Interest rates go up and down at the whim of the market. Australia has experienced low-interest rates for quite some time, and low-interest rates could be the norm now for some homeowners. While this may be so, it will not last forever. Interest rates will eventually rise. If you are locked into a fixed rate loan, it can be frustrating watching as interest rates drop below your fixed rate. Alternatively, it can be a good time to lock in great rates for a fixed period.

But, the decision between variable and fixed interest rates is a long held debate among many Australian home owners. If you lock in rates, what if they go down? If I continue with variable rates, how long before they start rising again? These are some common questions, people ask.

There is a lot you can do to take advantage of low-interest rates.

Fix Part of the Mortgage

A fixed rate loan on part of your mortgage can be a great option when interest rates are low. You will continue to receive the same low-interest rates for the period you lock them. By fixing only a part of your mortgage, you spread the risk of changing interest rates across your entire mortgage. It gives you the best of both worlds. You can pay down the variable part of the loan as quickly as possible and still enjoy the advantages of fixed interest rates on the rest.

Maintaining Repayments

It is always tempting to just pay the new repayment amount whenever interest rates fall. You can always use that extra cash in the family budget. While that is great, you are better off maintaining your monthly mortgage repayments at the higher interest rate. This makes your hard earned cash work even harder for you.

There is little point saving large sums of money in times of low-interest rates when you compare how much interest you accrue on your home loan. Any money you save earns little interest so it is really a waste sitting in a savings account. Maintaining your repayments at the higher interest rate pays your mortgage off a lot quicker.

Repayment Frequency

Most people make the home loan repayments on a monthly basis, they do this to line up their salary or other monthly income with the mortgage repayments. Consider switching to weekly mortgage repayments. This would considerably reduce the monthly interest component of the repayment and also reduce the time it would take to pay off the loan. This is because lenders calculate the interest on a daily basis but post it to your home loan account on a monthly basis. Make sure to equally divide the monthly repayment amount by four and then start paying that amount on a weekly basis. This will ensure that you would be repaying a little bit extra than what is actually required to pay.

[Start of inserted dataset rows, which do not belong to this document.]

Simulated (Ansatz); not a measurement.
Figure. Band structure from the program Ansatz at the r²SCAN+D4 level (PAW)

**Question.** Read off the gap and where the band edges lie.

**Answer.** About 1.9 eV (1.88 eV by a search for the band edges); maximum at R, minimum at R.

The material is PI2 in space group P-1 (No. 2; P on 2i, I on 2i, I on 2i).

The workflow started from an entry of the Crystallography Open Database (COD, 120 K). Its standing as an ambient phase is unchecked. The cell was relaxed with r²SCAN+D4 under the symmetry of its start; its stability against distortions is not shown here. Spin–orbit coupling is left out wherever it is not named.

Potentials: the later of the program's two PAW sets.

Make Additional Repayments

Any additional repayments you make reduces the amount you owe. It also reduces the amount of interest you pay on the outstanding balance each month. Even if it is just a small amount, try to pay a little extra each week or month.

Set Up an Offset Account

If you haven’t already, set up an offset account with your home loan facility. Ensure to deposit the family income into this account on a periodic basis, such as yours and your partner’s salaries. Any savings in this account would offset against the balance in your home loan account and you will pay less interest.

To maximise the effectiveness of the offset account where you would want to keep as much cash as possible, consider getting a credit card. You would use this card to pay household expenses, such as groceries, utility bills and rates. You would pay off the credit card within the credit free period to avoid paying any credit charges.

Consider Refinancing

Many lenders do not pass on interest rate cuts every time the Reserve Bank cuts official interest rates. This may be frustrating, so talk to your mortgage broker to get a better deal. Refinancing at a lower interest rate can help you pay off your mortgage sooner.